The Sage Handbook of Qualitative Research Quality
- Uwe Flick - Freie Universtität Berlin, Germany
This Sage Handbook presents an interdisciplinary collection of chapters exploring how to assess the quality of collecting and analysing qualitative data, while maintaining a focus on diversity, digital and critical approaches. The Handbook considers essential questions such as what is good qualitative research? What makes qualitative research good research? And, how can we make qualitative research better research?
Contributions come from a wide array of experts, and highlight answers to questions from various disciplinary and geographical areas; from mixed methods to multimodal and online research, from specific types of data and methods to specific target groups, and from theoretical and epistemological contexts to those where funding has an impact on how research is done and assessed.

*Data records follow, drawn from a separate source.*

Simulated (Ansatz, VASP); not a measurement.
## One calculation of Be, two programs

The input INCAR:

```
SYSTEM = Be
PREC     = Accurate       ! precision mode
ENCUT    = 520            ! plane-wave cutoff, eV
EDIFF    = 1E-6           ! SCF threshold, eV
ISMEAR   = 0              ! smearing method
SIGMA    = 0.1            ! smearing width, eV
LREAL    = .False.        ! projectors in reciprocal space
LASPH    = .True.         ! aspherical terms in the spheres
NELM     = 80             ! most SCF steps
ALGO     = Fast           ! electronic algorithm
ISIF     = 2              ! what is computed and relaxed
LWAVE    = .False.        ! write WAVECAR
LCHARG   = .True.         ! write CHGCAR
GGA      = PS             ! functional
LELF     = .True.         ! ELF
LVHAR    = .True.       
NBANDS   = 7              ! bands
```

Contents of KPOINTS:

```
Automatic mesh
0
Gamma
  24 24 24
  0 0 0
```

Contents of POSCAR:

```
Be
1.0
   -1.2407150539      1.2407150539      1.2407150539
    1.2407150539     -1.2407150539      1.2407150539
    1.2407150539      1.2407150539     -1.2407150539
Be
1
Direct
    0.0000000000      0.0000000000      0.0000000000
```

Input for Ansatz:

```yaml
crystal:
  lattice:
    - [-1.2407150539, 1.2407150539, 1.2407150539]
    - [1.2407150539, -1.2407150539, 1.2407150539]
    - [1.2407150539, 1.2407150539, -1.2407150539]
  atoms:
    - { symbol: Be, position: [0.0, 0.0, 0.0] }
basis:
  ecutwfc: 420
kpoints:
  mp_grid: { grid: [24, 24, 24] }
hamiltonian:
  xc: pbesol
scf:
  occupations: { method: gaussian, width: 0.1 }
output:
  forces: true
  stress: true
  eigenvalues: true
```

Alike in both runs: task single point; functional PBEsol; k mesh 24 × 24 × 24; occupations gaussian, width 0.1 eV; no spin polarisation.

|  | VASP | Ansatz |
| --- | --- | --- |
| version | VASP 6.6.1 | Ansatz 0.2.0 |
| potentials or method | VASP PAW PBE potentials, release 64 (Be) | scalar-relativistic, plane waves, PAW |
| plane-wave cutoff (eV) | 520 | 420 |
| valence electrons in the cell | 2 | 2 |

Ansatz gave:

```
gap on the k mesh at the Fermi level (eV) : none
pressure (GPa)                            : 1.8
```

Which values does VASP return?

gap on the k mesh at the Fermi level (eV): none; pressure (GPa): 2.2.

Qualitative research has evolved in many respects in recent decades and has grown increasingly multidisciplinary. Research in general is facing new challenges around how to take diversity and decolonisation into account in what researchers do, as well as how to produce and communicate qualitative research quality. This Handbook offers a timely overview of such developments, and will support researchers involved in planning, designing, doing and evaluating qualitative research in developing an increased sensitivity for contemporary debates and challenges in the field.
Part I Philosophies and Epistemologies of Qualitative Research Quality
Part II Disciplinary Discourses of Qualitative Research Quality
Part III Qualitative Research Quality for Specific Approaches
Part IV Rethinking Qualitative Research Quality for Specific Methods and Data
Part V Rethinking Strategies for Quality in Qualitative Research
Part VI Rethinking Criteria for Quality in Qualitative Research
Part VII Extending Contexts and Challenges for Qualitative Research Quality
Research quality is the prime consideration for any methodology and in qualitative research it is also one of the most elusive and hotly contested. This impressive handbook, the latest from Uwe Flick, an international authority on qualitative methods, is contemporary – with themes of diversity, decolonisation, and digital resources threaded throughout the contributions – and closely reflects the increasing multidisciplinary presence of qualitative research. Compelling scholarship and the handbook’s genuinely global reach make this a crucial resource for students and practitioners of qualitative research across the social sciences and for those who fund or evaluate qualitative studies.